Caribbean Rice and Beans

Ingredients
* ¼ cup vegetable oil (or canola)
* 2-3 garlic clove , minced
* ½ medium onion , diced
* 2 teaspoons creole spice Homemade recipe here
* 2 cups uncooked long grain rice
* 1 sprig fresh thyme or 1 teaspoon dried thyme
* 13.5 oz can (1 3/4 cups) coconut milk
* 15.5 oz can red kidney beans , rinsed and drained
* 2 small bay leaves
* salt and fresh ground pepper , to taste
* 2 1/4 cups chicken broth or water (see notes)
* 1 teaspoon chicken bouillon (optional)
* 1 whole scotch bonnet pepper.
* 1 teaspoons paprika (optional)

Instructions
1. Wash rice until water runs clear. Drain water.
2. Heat a saucepan with oil. Then add onions, garlic, thyme, and hot pepper, sauté for about a minute.

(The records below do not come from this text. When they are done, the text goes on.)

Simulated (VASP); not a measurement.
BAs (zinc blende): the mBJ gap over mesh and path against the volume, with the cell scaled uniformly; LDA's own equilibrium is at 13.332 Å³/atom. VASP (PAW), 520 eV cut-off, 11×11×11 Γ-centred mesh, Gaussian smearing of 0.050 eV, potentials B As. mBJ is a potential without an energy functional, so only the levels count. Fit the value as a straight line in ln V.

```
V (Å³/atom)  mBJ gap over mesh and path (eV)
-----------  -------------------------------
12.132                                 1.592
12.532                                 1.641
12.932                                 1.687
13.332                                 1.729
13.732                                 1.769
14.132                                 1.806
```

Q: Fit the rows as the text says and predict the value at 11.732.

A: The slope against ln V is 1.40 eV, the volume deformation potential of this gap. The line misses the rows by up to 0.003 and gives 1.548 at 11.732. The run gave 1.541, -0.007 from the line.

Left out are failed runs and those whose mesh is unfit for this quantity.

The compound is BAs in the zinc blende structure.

3. Stir in rice to the pan, followed by beans for about 2 minutes, then add coconut milk, bay leaf, bouillon powder, creole spice, with 3 cups of water, bring to a boil reduce heat, cover with a lid and simmer until rice is cooked, about 20 minutes or more. Stir occasionally from the sides to prevent burns , add more water if needed.
4. Adjust for salt and pepper. Discard bay leaves You have to stir occasionally to be preventing any burns.